As the fourth official during Southampton's match against Everton, Dunn was charged with keeping law and order around the bearpit of the dug-outs – officially and amusingly termed the "technical area."

For much of the night, this area was as technical as a boot up the arse as two red-haired Scottish managers, Gordon Strachan and David Moyes, gave an extended impression of unhinged weathermen, taking it in turns to rage from their seats and air their views regarding the competence of the referee.

I was put in mind of that amusement arcade game where you have to hit mice on the head with a plastic hammer as they pop randomly from a grid of holes. Dunn, however, had to play the game without a plastic hammer, relying on an increasingly fixed grin and the old Prince Philip hands-clasped-behind-the-back routine.

At one point, as he dodged back and forth along the edge of the technical area in an effort to interpose himself between Moyes and the referee, Dunn resembled a marker in a basketball game.

At another point he looked like a labrador being set upon by an unleashed terrier as Strachan rushed up to him with metaphorical teeth bared. Under the increasingly concerned gaze of a police officer, the Southampton manager yapped and finger-jabbed at Dunn until he had to be pulled away.

Strachan may not have been swearing – he said afterwards that he had wanted the police officer to bear witness to that fact – but he sure as hell was using intimidatory behaviour.

Joe Guest, Referees Officer at the Football Association, was not quite ready this week to admit that for most of his members the call to take a turn in policing the technical area was as welcome as a bowl of cold sick.

"It's a job, and it's part and parcel of the game," he said. "The referee is dealing with 22 players on the field, but the fourth official is dealing with just as many on the sidelines. You have five substitutes from each side, and probably six training staff. There can be all sorts of things going on. And you are dealing with all of them in a very confined space. It can be very difficult.

"Managers respond in different ways, just as players do. Our guys are expected to manage the situation without getting into confrontations wherever possible. They have to be polite. It sometimes helps to smile and laugh. But there are no written guidelines.

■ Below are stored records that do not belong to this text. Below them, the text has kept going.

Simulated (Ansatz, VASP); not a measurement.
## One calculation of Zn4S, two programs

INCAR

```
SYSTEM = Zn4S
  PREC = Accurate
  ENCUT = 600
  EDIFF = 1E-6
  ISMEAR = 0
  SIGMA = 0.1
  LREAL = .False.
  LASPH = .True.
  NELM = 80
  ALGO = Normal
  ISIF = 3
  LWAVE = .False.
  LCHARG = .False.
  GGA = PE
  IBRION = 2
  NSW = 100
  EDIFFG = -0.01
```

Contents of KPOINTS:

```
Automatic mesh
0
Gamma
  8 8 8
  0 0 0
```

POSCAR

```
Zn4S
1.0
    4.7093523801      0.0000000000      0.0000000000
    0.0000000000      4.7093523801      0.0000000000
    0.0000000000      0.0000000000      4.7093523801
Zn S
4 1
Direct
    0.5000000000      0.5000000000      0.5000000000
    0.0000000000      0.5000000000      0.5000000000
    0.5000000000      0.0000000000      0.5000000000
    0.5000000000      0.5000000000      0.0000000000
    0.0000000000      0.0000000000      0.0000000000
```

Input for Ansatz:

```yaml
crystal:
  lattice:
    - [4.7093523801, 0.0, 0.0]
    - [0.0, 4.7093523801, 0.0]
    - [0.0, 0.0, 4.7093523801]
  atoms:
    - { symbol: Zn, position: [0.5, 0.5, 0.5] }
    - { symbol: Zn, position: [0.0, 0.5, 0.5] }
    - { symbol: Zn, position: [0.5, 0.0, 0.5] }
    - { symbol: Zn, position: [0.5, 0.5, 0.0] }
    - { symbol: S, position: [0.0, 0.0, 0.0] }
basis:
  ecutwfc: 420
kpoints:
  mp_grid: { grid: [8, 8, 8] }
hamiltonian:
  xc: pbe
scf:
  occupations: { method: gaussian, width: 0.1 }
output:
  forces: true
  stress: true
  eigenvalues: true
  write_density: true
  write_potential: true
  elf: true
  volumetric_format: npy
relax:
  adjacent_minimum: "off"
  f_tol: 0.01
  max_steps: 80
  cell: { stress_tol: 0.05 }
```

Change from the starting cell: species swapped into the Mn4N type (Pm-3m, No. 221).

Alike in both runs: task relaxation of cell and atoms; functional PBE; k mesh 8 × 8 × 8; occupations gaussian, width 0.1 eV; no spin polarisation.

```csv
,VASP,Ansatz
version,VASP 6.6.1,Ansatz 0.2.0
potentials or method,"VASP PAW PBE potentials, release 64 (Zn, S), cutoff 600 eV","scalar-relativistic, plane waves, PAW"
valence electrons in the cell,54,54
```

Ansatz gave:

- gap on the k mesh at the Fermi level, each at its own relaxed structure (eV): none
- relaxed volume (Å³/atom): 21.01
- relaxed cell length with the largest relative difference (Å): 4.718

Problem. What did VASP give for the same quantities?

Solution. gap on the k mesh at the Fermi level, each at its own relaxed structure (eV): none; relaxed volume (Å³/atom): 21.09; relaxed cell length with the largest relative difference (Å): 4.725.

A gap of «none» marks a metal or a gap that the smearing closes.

"You can give as much advice as you want, but you can't simulate what managers are going to do in certain circumstances. What works with Phil Thompson and Gérard Houllier would not work with Sir Alex Ferguson or Steve McLaren."

This, of course, begs certain questions. The most obvious of which is: What could work with Sir Alex? Talking about his horse, perhaps?

"I bet Rock of Gibraltar doesn't give you this much grief, Alex."

"Aye. You're not wrong there, son."

"Although I heard you were a bit of a handful yourself in your playing days..."

"Hard but fair. Everyone knew that."

"I believe that Alex. I really do. Tell me, when you got your knighthood, did the Queen say anything to you?"

Who knows. It might work.

Talking to McLaren should not pose such a problem right now, given Middlesbrough's buoyant form.

"They said you should never have left Old Trafford, Steve. But you're proving them wrong, aren't you?"

"We're not in bad shape right now."

"You've done better than Brian Kidd, haven't you? Mind you, I feel a bit sorry for the way the Leeds fans treated him."

"Yes. It can be a cruel game sometimes..."

With Thompson you might try and take the historical approach.

"Phil, they said Tommy Smith and Gerry Byrne were hard men, but I reckon you were up there with them when you needed to be. This lot nowadays – they're all handbags and hairstyles, aren't they?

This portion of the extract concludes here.